Photo from static2.businessinsider.com
By Andy Liang
Elon Musk plans to have humans on Mars as early as 2022.
On September 27, 2016, Elon Musk, founder of Tesla and SpaceX, hosted an event to announce his plan to have humans on Mars by 2022. He started off the presentation by stating that humanity only has two fundamental paths for the future:
“History is going to bifurcate along two directions. One path is we stay on Earth forever and then there will be some eventual extinction event … The alternative is to become a space bearing civilization and a multi-planet species.”
Musk explains that SpaceX chose Mars because Mercury and Venus were too close to the Sun while the moons of Jupiter and Saturn were too far. Earth’s moon was also a candidate, however, it lacked an atmosphere and was less resource rich than Mars. In addition, one Moon day constituted 28 Earth days while a day on Mars was about 24.7 Earth hours. Musk presented a graph comparing properties of Earth and Mars.
It was clear that Mars was the ideal candidate for interplanetary colonization.
However, the issue of price still remained. Using current methods, a mission to Mars would cost 10 billion US dollars. Musk wanted to reduce the price down so that it would have been equivalent to around 200,000 dollars, the median cost of a house. He was tasked with the challenge of reducing the price by 5 million percent.

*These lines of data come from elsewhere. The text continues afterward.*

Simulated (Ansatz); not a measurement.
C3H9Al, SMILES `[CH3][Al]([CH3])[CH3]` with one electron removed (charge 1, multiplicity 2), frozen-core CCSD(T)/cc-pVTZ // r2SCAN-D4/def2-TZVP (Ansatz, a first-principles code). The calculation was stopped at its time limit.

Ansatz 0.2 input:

Musk introduced the four key aspects to reducing price: full reusability, refilling in orbit, propellant production on Mars and the right propellant.
Refilling in orbit would decrease the weight of the space craft during launch, allowing more people to be sent to Mars at one time. Musk hopes to have around 100 people per trip. Having a means for propellant production on Mars would allow the space craft to be sent back to Earth for reuse. Musk says that this is feasible because Mars’s carbon dioxide atmosphere and ice water contain the basic ingredients to create methane and oxygen for the propellant that they decided to use: Deep-Cryo Methalox.
Full reusability is going to be the most important aspect among the four. Having a reusable space craft, tanker, and booster would dramatically reduce the cost of transiting to Mars.
Musk presented this animated video to visualize the steps of the Mars missions:
The booster launches and sends the spacecraft into orbit, then detaches and heads back to the launching station where it picks up the propellant tank. It then launches again and sends the tanker to the spacecraft where it refills its fuel in orbit. The booster and tanker both return to Earth while the spacecraft begins its journey to Mars. It deploys solar arrays which generate 200 kilowatts of power. For around 115 days, the craft moves at an average of 100,800 kilometers per hour (62,364 miles per hour) until it reaches Mars where it enters the atmosphere and heats up to 1700 degrees Celsius (3092 degrees Fahrenheit) before landing on the surface.
Musk estimates that it will take 40 – 100 years to have a fully sustaining civilization on Mars and that once Mars has been colonized, it opens up the opportunity to explore other planets and moons.
Musk’s plan is ambitious and detailed, but there still remains a concern: how does SpaceX plan to terraform Mars? Terraforming is the act of transforming a planet so that it is able to support human life. Mars’s atmosphere may have once been able to support life, but currently it is uninhabitable. When asked by Stephen Colbert, Musk proposed that dropping thermonuclear bombs on the ice water on Mars’s poles would release carbon dioxide and create an atmosphere. He later clarified that he wanted to “essentially hav[e] two pulsing suns over the poles.” These suns would be formed by nuclear bombs exploding every couple of seconds above Mars. However, that concept is still currently within the realm of science fiction.
Even with the inconsistency, SpaceX already has funding from a few billionaires and the support of many scientists. If Musk’s plan goes smoothly, we will be seeing people on Mars much sooner than we previously thought.
Although we’re probably going to need a really big telescope.